Linking Foreclosure to the Loan's Statute of Limitations
Every loan has a statute of limitations. This is the window during which the lender can take legal action to collect. This statute applies that same time limit to foreclosure.
If the lender waits too long to enforce the loan, they lose the power of sale. The property can no longer be sold to satisfy the debt.
The trustee's sale of trust property under a trust deed shall be made, or any action to foreclose a trust deed as provided by law for the foreclosure of mortgages on real property shall be commenced, within the period prescribed by law for the commencement of an action on the contract secured by the trust deed.
A.R.S. § 33-816In Arizona, the statute of limitations for most written contracts is six years under A.R.S. 12-548. This means the lender generally has six years from the date of default.
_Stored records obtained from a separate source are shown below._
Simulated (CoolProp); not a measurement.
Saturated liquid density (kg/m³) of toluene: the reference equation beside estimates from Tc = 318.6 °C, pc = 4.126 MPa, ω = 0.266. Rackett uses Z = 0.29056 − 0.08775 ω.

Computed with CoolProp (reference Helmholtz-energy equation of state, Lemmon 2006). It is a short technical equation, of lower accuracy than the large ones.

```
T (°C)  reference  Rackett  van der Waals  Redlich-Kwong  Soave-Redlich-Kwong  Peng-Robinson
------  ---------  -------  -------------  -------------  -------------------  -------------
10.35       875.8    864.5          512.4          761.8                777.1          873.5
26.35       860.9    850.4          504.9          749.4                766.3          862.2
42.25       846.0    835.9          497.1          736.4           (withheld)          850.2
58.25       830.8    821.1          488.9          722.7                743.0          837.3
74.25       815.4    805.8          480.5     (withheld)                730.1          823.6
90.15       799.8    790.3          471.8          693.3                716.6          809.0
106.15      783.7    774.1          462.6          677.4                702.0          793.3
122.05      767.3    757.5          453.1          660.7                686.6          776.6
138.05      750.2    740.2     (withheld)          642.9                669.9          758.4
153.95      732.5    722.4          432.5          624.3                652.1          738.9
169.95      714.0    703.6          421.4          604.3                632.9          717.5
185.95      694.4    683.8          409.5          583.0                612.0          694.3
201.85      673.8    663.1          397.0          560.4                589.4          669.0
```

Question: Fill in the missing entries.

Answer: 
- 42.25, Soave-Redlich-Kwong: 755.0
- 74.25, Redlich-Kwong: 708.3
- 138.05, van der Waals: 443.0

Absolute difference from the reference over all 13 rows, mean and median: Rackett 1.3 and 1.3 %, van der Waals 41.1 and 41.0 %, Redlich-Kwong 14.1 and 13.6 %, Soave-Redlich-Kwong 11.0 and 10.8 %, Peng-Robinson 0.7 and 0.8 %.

The lender must start a trustee sale or file a judicial foreclosure within that window. Once it closes, the lender's security interest becomes unenforceable.
What This Means in Practice
This statute matters most when loans go dormant. A lender that stops collection efforts for several years may find the time limit has expired. At that point, no foreclosure action or execution sale can move forward.
For borrowers, it creates a clear end point. If no sale or foreclosure action starts within that period, the lien stays on record. However, it cannot be enforced.
Connection to Anti-Deficiency Protections
This time limit works alongside Arizona's anti-deficiency rules. Some properties carry anti-deficiency protection. For those, the amount from a timely sale counts as full satisfaction of the debt.
If the lender misses the deadline entirely, even a sale becomes unavailable. Every day after default counts.
Lenders tracking loans originated after December 31, 2014 must watch these deadlines closely. Some properties were never completed or never used as a residence.
Those properties may not carry anti-deficiency protection. As a result, timely action on the loan becomes even more important.